Perhaps it's just manners that some people are lacking....or lack of adventure. I like to try new things - even things that probably fall into the category of foods I'm not going to like.....because I never know when I'm going to find something I love.
But I can say this - when given a hard time about not caring for certain foods I tend to clam up and not eat anything, because I've been embarrassed.
I don't think that we picky or childish eaters should be singled out, and I also don't think we should be exclusively catered to. If we come to your house then we should at the very least be polite enough to try the food you have prepared.
Maybe that's the bottom line issue.....manners.
You like what you like.
I envy people who love vegetables and can't get enough of them actually. You're probably skinnier and healthier than me. Mostly, they just make me want to puke.
Gidge
People are way more hung up on my diet
choices than I am
I've been a vegetarian for 17 years and a vegan for a month now. People make all sorts of assumptions about where I will and won't eat, and tend to pay a lot of attention to how much I eat. Sometimes it's because they care, but sometimes it's like they want to prove to me that my choice is a hassle. Well, yeah, I'm well aware it's not the easiest thing ever. That's no news flash. And it doesn't actually affect them at all. I've eaten at steakhouses perfectly happily...it's all about being flexible and being willing to ask the waiter what they would suggest. (Which apparently drives some people crazy, and I would tell them to get over themselves! If you don't have 60 seconds to spare to let me chat with the waiter, then you don't have time to go out for a meal!!)
Elisa Camahort
BlogHer and Worker Bees
elisa@blogher.org/elisa@workerbees.biz
Being picky is not the same as limiting what
you eat
People who haven't read the original food blog posts might misinterpret my comments above. I don't mean that if you've made a choice not to eat certain things, for health reasons or philosophical/ethical ones that you're picky. I respect the right of everyone to choose what they want to eat. (Since I pretty much follow the South Beach way of eating, a lot of people might call me picky!)
What I call picky is the person who turns their nost up at a certain type of food for no reason, other than they have never tried it. People who exhibit almost reverse snobbery in preferring plain food are picky. People who expect the entire group to choose a restaurant based on their food preferences are picky. Those are the kind of picky eaters I find annoying.
Kalyn Denny
Kalyn's Kitchen
Adult Picky Eaters
Hi Kalyn
Adult Picky Eaters do not do it to annoy you, you know. And we are not "turning up our nose" at stuff, we just have a disorder that means we cannot eat it. We will most likely gag or vomit if we do, and I'm sure you wouldn't want that at your dinner table any more than we do.
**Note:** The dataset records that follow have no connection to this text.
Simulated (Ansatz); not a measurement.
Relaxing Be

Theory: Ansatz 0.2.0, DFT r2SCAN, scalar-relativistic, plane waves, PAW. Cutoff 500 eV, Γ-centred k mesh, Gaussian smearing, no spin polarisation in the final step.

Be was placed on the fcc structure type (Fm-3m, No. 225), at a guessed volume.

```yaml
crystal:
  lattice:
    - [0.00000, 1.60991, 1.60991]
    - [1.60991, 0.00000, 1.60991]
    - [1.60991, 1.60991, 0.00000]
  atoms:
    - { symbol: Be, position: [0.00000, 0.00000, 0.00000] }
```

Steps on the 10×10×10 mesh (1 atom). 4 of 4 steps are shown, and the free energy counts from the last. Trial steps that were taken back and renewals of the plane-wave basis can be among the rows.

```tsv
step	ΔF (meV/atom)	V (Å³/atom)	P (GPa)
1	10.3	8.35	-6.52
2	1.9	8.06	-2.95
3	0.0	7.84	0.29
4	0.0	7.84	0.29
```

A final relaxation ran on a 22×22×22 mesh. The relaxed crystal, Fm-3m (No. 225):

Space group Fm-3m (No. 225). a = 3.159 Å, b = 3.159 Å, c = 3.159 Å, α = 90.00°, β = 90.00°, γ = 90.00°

It is not a choice, and it is not our fault. We can't help it, any more than blind people can help not being able to see. And it is not snobbery either. We'd love to be able to eat what everyone else does. But we just can't. Many of us have a Taste Sensitivity or Sensory Integration Disorder - stuff tastes and feels different to us (which is why most of us prefer plain simple stuff to the exotic). For some of us, it's related to OCD, others say it is psychological or neurological in terms of its cause.
As you can perhaps imagine, it can be very painful to go through life like this, especially when there are so many ignorant people who dont't understand and call us "childish", "babies" and so forth.
I don't expect the entire group to choose a restaraunt based on my food "preferences", but I do expect them to understand that if they don't, then I probably won't be able to eat. I don't mind not being able to eat, if everyone wants to go to a sushi restaraunt or whatever, but I do mind other people having a go at me about it.
I'm so sorry that our problem offends you.
It's back to manners
I don't think it's so much an issue of people being picky per se. Everyone has foods that they don't like. It's about the manners you choose to exhibit when among other people. If I am invited to someone's home for dinner, I eat whatever they serve, regardless of what it is. If I am watching my sugar intake and a host generously offers me a wedge of chess pie, by golly I will eat it with relish, and let them know how much I appreicate their efforts. If someone has lovingly prepared a venison stew, I will eat it and compliment the cook, despite my distaste for venison.
The people who are annoying are the ones who, upon an invitation to dinner, rattle off a list of "I don't like this and this and this. Oh, and I'm avoiding this and this as well this week." Or the people who show up to a dinner party and complain that there are peppers in the stew or mushrooms in the stroganoff.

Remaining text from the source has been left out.